What Is Hat Channel? A Contractor’s Guide to Hat Purlins for Metal Roofing and Wall Framing

If you’ve spent any time in post-frame construction or pole barn work, you already know that hat channel goes by a lot of names. Hat purlin, hat track, light gauge furring, secondary framing — or sometimes just “the steel we screw the roof to.” The name changes depending on who you’re talking to, but the job stays the same: give your metal panels a solid, straight surface to fasten to.
What makes hat channel worth knowing well is that it solves several problems at once. It’s light enough for one person to handle, holds up in the elements when galvanized, and it’s become the go-to solution for retrofitting a new metal roof over an old one without the headache of a full tear-off. For anyone trying to keep labor costs down without cutting corners on durability, it’s hard to beat.
What Do Contractors Actually Use It For?
The profile itself — shaped like a top hat in cross-section — is what gives the material its strength. There’s no heavy mass involved. The geometry does the work, which is why it performs well as a secondary framing member even in light gauge.
You’ll see it used most often for roof support under metal panels, wall framing and siding attachment, rake and low wall framing, and interior furring when you need a level substrate. It’s also one of the better options for creating insulation cavities in metal building systems.
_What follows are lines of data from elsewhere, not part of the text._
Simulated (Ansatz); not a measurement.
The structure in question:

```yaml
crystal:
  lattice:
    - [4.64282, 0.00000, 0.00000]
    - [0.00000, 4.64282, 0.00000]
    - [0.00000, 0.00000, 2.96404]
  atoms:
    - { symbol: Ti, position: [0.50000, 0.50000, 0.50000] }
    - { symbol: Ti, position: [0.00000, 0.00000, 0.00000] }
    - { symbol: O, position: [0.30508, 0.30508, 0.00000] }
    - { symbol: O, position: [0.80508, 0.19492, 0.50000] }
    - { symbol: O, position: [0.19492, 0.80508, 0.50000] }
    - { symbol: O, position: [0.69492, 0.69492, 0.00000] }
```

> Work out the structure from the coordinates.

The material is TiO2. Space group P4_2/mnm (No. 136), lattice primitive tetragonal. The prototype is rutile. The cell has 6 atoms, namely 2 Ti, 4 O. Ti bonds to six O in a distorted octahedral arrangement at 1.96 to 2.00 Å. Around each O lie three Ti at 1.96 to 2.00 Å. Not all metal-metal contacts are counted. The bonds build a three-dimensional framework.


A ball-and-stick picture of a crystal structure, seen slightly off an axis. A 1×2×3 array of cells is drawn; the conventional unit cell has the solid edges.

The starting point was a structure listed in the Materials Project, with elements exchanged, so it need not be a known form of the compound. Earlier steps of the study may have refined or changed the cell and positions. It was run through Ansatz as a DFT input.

At Best Buy Metals, it’s stocked in 29 and 26 gauge in standard 20-foot lengths, with a galvanized finish being the most popular by far. Galvanized holds up better in exposed roofing and wall environments where a red iron finish would start showing wear sooner. Here is a link to the Best Buy Metals Hat Channel product page.
Why Crews Keep Coming Back to It
The appeal is pretty straightforward: hat channel moves fast on a jobsite. It’s lighter than wood purlins, far easier to work with than structural steel, and it gives your panel installation a consistent screw line that keeps everything running straight.
That last part matters more than people give it credit for. A clean, reliable fastening base means fewer missed fasteners, better panel alignment, and fewer callbacks. On agricultural buildings, lean-tos, barndominiums, and light commercial work, those small efficiencies add up across a full project.
Where It Really Earns Its Keep: Retrofit Roofing
If there’s one application where hat channel consistently outperforms the alternatives, it’s metal-over-metal retrofit systems. When a building already has an aging roof, tearing it off means added labor, dumpster rental, weather exposure during the project, and downtime the building owner wasn’t budgeting for.
Running hat channel directly over the existing roof structure — then fastening new panels on top — sidesteps all of that. You get a fresh fastening base, room to add insulation if needed, and a much cleaner finished product without the mess or timeline of a full tear-off. Building owners get a faster project and a lower overall cost. Contractors keep their margins healthier and their crews moving.
End Lapping: A Small Detail That Saves Real Time
One thing experienced installers appreciate is how easily hat channel sections can be end lapped in the field. Rather than cutting every run to an exact measurement, you can overlap sections to extend framing lines across the roof or wall. It reduces waste, simplifies layout on long runs, and gives you flexibility when dimensions don’t work out perfectly — which, on real jobsites, happens more than the plans suggest.
Fastening and Field Performance
Self-drilling screws are the standard for most roof and wall applications, though structural bolts and welding come into play on steel frame jobs. The steel profile gives you a consistent fastening surface that won’t split, twist, or swell with moisture the way lumber can over time. That dimensional stability is especially valuable in metal building systems where long-term performance depends on everything staying where you put it.
Hat Channel vs. Wood Purlins
It’s a fair question, and the honest answer is that it depends on the application. Wood still makes sense in traditional post-frame construction, and there are building systems where it’s the right call. But for retrofit work, metal-over-metal systems, and any project where corrosion resistance and installation speed are priorities, hat channel is usually the better fit. Lighter, straighter, and more compatible with steel framing — it’s a cleaner tool for the job.
Bottom Line
Hat channel doesn’t get a lot of attention, but it quietly handles some of the more expensive problems on a metal building jobsite. It keeps installs moving, panels straight, and retrofit projects off the tear-off timeline. For anyone doing pole barns, agricultural builds, barndominiums, or metal roof recovers regularly, it’s one of those materials that’s worth stocking and worth understanding well.